The CWA was soon discontinued at the end of March 1934, but the Federal Emergency Relief Administration (FERA) began a program of work projects soon after. Honig, with a full support of the historical society took his plans to the city council which successfully applied to FERA for funding to erect a memorial village that would make the town of Rockport a "center for tourists."
FERA would provide funds for the labor, but nearly everything else was the local sponsors responsibilities. An intensive public campaign to solicit money, materials, and artifacts from the community, the county, and even statewide was very successful with full public support. Lincoln Pioneer Village was a community project that not only provided employment and a permanent attraction that would generate local business, but that also reflected the ideal of using one's recreational time advantageously, would enhance its value.
Lincoln Pioneer Village was vigorously promoted by Rockport and the Spencer County Historical Society. It's president, Bess V. Ehrmann, hailed the village as "a memorial unlike any other ever built to honor Lincoln, as well as a worthwhile attraction depicting a type of pioneer village in Spencer County between 1807 and 1830."

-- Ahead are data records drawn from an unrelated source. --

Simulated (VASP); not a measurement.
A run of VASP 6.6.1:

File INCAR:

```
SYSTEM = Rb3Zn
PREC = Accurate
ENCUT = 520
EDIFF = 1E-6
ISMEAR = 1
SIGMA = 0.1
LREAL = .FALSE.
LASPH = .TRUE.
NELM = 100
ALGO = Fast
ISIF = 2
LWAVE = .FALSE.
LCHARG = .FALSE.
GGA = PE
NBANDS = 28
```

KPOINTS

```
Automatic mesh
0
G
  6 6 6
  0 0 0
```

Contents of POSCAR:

When Lincoln Pioneer Village opened in 1935, The village was entirely closed by stockade fence that had been hand fashioned of rough-cut poles. The original main entrance is gone; it was near the northwest corner, and incorporated a double cabin as an administration building and gift shop.
The complex contains a collection of gabled log buildings replicating several that figured significantly in the boyhood and adolescence of Abraham Lincoln. The buildings are placed in a random manner representing the ramshackle appearance of an early pioneer settlement, and scattered about the side are numerous millstone's, two replicas of sheltered stone-and-timber wells, and some split-rail fencing. The village today is surrounded by a chain-link fence.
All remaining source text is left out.